France, Germany and Spain sign next-generation combat jet agreement
Spain officially joined the Future Combat Air System program
France, Germany and Spain on Monday unveiled the first concept models of a next-generation combat jet for European air forces, an ambitious project aimed at bringing together the continent’s disparate military forces while offering an alternative to American planes.
The stealthy jet is part of the Future Combat Air System, which will also include drones, missiles and so-called “remote carriers” that can be used to deliver munitions, scramble communication networks or divert the attention of enemy defenses.
French President Emmanuel Macron attended the unwrapping of a full-scale model of the sleek delta-wing aircraft at the opening of the Paris Air Show in Le Bourget, just north of the French capital.
The official cooperation accord launching the project was then signed by the French, German and Spanish defense ministers: Florence Parly, Ursula Von der Leyen and Margarita Robles.
“This project now has a resolutely European dimension: Spain has officially joined the program this morning,” Parly said.
Spain announced its participation earlier this year, but so far no other European Union nations have signed on, though officials in Macron’s office say talks are underway to bring other nations on board.
Airbus and France’s Dassault Aviation are leading the plane’s development, aiming to have it operational by 2040, when it will replace the current generation of Rafale and Eurofighter jets.
France’s Safran is also developing a new power plant for the plane that may include hybrid electric technologies, making the plane quieter while also lowering its heat signature, making it harder to detect.
But Paris and Berlin have still to award an expected €150 million ($169 million) contract to begin work on a test plane that could start flying in 2026.

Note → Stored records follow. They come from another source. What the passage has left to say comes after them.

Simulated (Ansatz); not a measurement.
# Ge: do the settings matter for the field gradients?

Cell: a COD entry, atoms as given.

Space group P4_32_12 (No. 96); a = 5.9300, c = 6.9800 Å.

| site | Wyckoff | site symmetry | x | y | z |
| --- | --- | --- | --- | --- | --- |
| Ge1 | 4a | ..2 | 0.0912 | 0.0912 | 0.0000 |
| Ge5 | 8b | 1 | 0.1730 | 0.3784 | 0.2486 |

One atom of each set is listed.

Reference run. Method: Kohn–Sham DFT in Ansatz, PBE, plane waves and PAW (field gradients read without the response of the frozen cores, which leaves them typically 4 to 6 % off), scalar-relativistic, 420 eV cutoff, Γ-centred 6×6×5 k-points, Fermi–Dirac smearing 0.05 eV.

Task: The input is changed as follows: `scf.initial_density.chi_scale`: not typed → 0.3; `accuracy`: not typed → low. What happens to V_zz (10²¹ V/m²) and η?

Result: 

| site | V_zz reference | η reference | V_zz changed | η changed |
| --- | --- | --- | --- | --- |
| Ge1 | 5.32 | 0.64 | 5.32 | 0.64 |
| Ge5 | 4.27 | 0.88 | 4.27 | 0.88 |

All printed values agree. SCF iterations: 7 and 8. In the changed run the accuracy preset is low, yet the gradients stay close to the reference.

Parly told journalists the contract is expected to be finalized by the end of this year.
The new plane is a crucial test for Europe’s ability to forge a joint operational command that could ensure its military sovereignty at a time of growing tensions with the U.S. under President Donald Trump, who has put the solidity of the NATO alliance into question.
Officials will have to win over several E.U. countries which are longstanding clients of American jets, and which may be tempted by Lockheed Martin’s new F-35 stealth fighter.
And the new European jet already has a rival on home turf – Britain’s Tempest stealth fighter project, which has already garnered the support of Italy and the Netherlands.